Course Meeting Times
Lectures: 2 sessions / week, 2 hours / session
Description
This course will introduce students to the art and formal ideologies of contemporary dance. We will explore the aesthetic and technical underpinnings of contemporary dance composition. Basic compositional techniques will be discussed and practiced, with an emphasis on principles such as weight, space, time, effort, and shape. Principles of musicality will be considered and developed by each student. Working with each other as the raw material of the dance, students will develop short compositions that reveal their understanding of basic techniques. Hopefully, students will come to understand a range of compositional possibilities available to artists who work with the medium of the human body.

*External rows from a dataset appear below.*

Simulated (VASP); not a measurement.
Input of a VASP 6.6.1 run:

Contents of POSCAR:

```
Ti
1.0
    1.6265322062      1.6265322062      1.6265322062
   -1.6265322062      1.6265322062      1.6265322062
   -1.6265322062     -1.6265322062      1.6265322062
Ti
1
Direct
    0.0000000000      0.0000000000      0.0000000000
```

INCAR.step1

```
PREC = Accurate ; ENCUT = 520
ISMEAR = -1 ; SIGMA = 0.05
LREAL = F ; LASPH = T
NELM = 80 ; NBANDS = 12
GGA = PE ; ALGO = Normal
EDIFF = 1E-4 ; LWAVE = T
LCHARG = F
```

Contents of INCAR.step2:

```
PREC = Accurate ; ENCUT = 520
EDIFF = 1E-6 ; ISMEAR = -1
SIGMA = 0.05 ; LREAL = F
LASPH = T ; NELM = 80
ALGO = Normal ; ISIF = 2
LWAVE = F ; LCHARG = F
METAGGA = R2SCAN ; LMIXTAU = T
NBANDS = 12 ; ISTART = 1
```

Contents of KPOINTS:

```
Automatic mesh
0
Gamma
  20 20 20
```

The class will be conducted as a workshop, with strength and coordination exercises leading to exploratory exercises in each class meeting. Selected viewing and reading exercises will augment classroom work. In addition, the class will attend at least two professional dance events in the Boston area.
This course will be an intermediate-level offering. Students with no dance background should take Introduction to Acting before enrolling. Students with dance background may petition the instructor to enroll.
There is no required text for this class.
Requirements
Contribution to the Warmup
At two or three intervals during the semester, each student will contribute movement to the warmup sequence of the class. The contribution could involve any of the following:
-
Focusing Sequence
Movements designed to aid in relaxation, breath control, and careful focus of energy into specific body parts. -
Stretching Sequence
Movements designed to stretch particular body parts such as spine, neck, and legs. -
Strengthening Sequence
Movements designed to strengthen particular muscle groups, such as those in the arms, abdomen, and legs. -
Balancing Sequence
Movements designed to challenge sustained mastery of balance.
Compositions
Each student will present four composition fragments over the course of the semester. The first will be performed in silence; the second with minimal rhythmic accompaniment; the third with music of the choreographer’s choice; the fourth with music composed in collaboration with Akili Jamal Haynes, course musician. The first fragment will deal with the concept of time; the second with the concept of weight; the third with the concept of space; and the fourth will offer a synthesis of work from the entire semester.
Written Documentation - Journal
Each student will keep a journal of her explorations in the class. The journal may include choreographic notes, drawings, literary ideas, or technical exercises. But it must include the following:
-
A periodic “check in” with your body, as in what feels how, when, and possibly why. This discussion should take the form of a series of questions and statements, as in “my back felt very tight this morning, no doubt because of my 8.01 exam. How can I articulate the space between my vertebrae as I sit in that overcrowded classroom?” Or, “Walking down the Infinite Corridor today, I noticed that my hands were stretching and contracting in rhythm with my steps. What if I made a phrase out of only my hand movements?”
-
The longhand literary descriptions of your choreographic plans. The texts (poems, statements, drawings, newspaper articles) that inspire and inform your compositions.
-
Your own assessment of your dances. What sections were you satisfied with? Why? Which sections would you like to continue working on? Why?
-
The journal will be collected three times during the semester, after your showing of each short composition.
Grading
Grading will be determined by an assessment of class participation, the extent to which exercises are fully explored, and the achievement of self-imposed challenges set out for each student. There will be at least one performance event: an informal end-of-term showing of material.